Notes on Getting Robbed in the Land of Gandhi

India Narrative
by Robert Hirschfield Jul 14, 2010
Robert Hirschfield finds no easy answers when robbed by poor villagers in India.

I THOUGHT THEY were praying. What else would they be doing in rural West Bengal, hands pressed palm to palm in the moonlight? This was India, after all.

But the row of men slung across the road left us no room to pass. I was too busy hoarding the night smells of ponds to be apprehensive at first. I don’t drive a car, or often ride in one, so inhabiting a vehicle puts me in an odd state of remoteness from the world.

Vinay, 26, brings solar energy to rural villages, and I bring my squares of writing paper. What did these gentlemen bring, hands fallen to their sides now, bodies pressing against glass and metal?

In their loose white trousers, the face of the night was darker than it had been a minute ago. Their spokesman’s voice was tense, not angry exactly, but held by an angry shadow that held me.

Vinay’s car was suddenly a bubble between villages. And I was a hive of tingly atoms known as fear.

Vinay did not raise his voice when he spoke to the head in the window, but he did not lower his shoulders either. The man was a poor villager, and Vinay was a friend of poor villagers.

“I try to follow the path of Gandhi,” he told me.

Really?” That is not something you hear many young Indians say these days.

“Really.” He shrugged, as if to say that if that made him a rare specimen it was fine with him.

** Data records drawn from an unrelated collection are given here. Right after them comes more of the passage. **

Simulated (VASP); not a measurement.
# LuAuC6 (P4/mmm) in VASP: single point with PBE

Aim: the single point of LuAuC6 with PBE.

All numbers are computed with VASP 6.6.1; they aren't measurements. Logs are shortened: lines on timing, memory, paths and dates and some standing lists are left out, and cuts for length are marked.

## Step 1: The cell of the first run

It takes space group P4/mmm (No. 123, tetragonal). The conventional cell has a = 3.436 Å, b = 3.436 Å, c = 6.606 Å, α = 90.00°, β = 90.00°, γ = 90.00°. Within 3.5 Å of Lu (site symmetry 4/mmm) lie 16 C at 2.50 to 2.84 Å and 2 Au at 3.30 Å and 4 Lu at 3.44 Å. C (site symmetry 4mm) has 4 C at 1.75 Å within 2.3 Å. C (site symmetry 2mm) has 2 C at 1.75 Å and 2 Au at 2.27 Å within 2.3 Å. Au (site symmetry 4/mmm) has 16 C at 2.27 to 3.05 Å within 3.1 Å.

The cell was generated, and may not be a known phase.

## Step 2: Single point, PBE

Watching Vinay trying to keep ahimsa afloat in the darkness, I saw a man walking an invisible tightrope whose altitude pulled itself around him unseen. He just knew he had to keep walking.

“Give me the money in my bag,” he called to his driver sitting in the back.

Vinay handed the money over, and the circle of thieves fell away.

“Weird,” I said, not knowing what else to say.

“It was a request.”

My fear fell away, as if, like the robbers, it had been dreamed.